72 Hours in Bath
If you’re looking for a weekend getaway closer to home, look no further than the city of Bath.
Home to some of the grandest architecture in Britain (and that’s saying something), Bath is as visually appealing as it is exciting. This compact city is bursting with interesting sights and sounds, bringing its historic past back to life from Roman times straight through to the Georgian era, and then inviting you in with its many contemporary charms.
Fancy a long weekend in Bath? Here’s our essential guide to getting there and what to do when you arrive…
Getting to Bath
The simplest way to get to Bath is by train. The station is right in the city centre and just a short walk from some of the most popular hotels and restaurants in the city. First Great Western operates trains from London, and if you’re travelling from other parts of the country many will go direct to Bristol Temple Meads where you can change over and get to Bath in just 15 minutes.

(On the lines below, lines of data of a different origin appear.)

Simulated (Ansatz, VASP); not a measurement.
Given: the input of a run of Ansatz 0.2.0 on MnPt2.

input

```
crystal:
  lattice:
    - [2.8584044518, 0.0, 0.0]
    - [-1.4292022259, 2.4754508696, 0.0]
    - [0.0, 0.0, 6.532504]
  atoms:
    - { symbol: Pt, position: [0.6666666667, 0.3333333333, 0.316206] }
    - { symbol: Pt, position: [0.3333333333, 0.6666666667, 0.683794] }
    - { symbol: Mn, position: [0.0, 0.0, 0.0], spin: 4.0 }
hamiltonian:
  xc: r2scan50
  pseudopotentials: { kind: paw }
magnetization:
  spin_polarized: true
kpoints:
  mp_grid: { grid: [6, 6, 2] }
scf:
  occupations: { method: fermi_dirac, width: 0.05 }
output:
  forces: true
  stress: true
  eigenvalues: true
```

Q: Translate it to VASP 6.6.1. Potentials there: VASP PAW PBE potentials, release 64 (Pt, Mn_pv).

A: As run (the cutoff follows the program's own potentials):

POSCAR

If you’re arriving from further away, it may also be worth looking at flights. The closest airport is Bristol Airport, which is roughly 20 miles from Bath city centre. When you arrive, you can take a shuttle to Bristol Meads Train Station or alternatively catch the A4 Bristol Airport to Bath Bus Service, which will bring you directly into Bath.
Once you’re there Bath is very easy to explore on foot; the historic centre is compact and has several pedestrianized shopping streets that are ideal for wandering. If you want to go out into Somerset for the day the city has a good bus system you can take advantage of, or alternatively, you can book a place on a day tour from a local tour group – Mad Max is one of the most popular.
For a small city, Bath is not short on attractions. Start your journey at the famous Roman Baths – the natural hot springs are responsible for much of Bath’s growth and prosperity in the earliest years of its story, and you can hear the story of its history from the very beginning when you visit there.
Just around the corner, the more modern Thermae Bath Spa offers an opportunity to take a dip in Britain’s only naturally warm mineral waters. There’s also a rooftop pool, aroma steam room and world-class spa in the centre, and if you’re in the mood to treat yourself there’s no better place.
Next, jump back into Georgian Britain with a trip to the Royal Crescent. Bath’s most famous landmark is just as spectacular up-close. For a good picture, go early and stand in the small park across the street – you’ll get a great panoramic that captures the stunning curve that made the street famous. From there, stop in at 1 Royal Crescent. The residence has been lovingly restored to as it would have been during the period 1776-1796. It’s furnished with pieces from the time and the knowledgeable staff are ready to share incredible stories about life in the 18th century that helps bring the house to life.
On your way back towards the city centre catch a glimpse of Georgian high society with a visit to the Assembly Rooms – this popular entertainment venue was the place to see and be seen in Bath and its appeal is still evident today. Famous figures like Charles Dickens and Jane Austen were known to frequent the Assembly Rooms and rub elbows with high society.
And of course, any true Austen fan will know how significant Bath is to the author; she lived in the city for several years and her novels – particularly Persuasion – were heavily influenced by the place. If you want to learn more about her life and career, the Jane Austen Centre is a worthwhile detour. It’s just around the corner from the Assembly Rooms and can be visited fairly quickly if you’re short on time.
If it’s a sunny day, finish up on one of the river cruises that leave from Pulteney Bridge. Relax on the river as the boat winds through the countryside in Avon Valley to the historic mill at Bathampton weir and back again – it’s the perfect way to enjoy the fine weather (if you’re lucky enough to get it) and see the city from another angle.
What are your favourite things to see and do in Bath?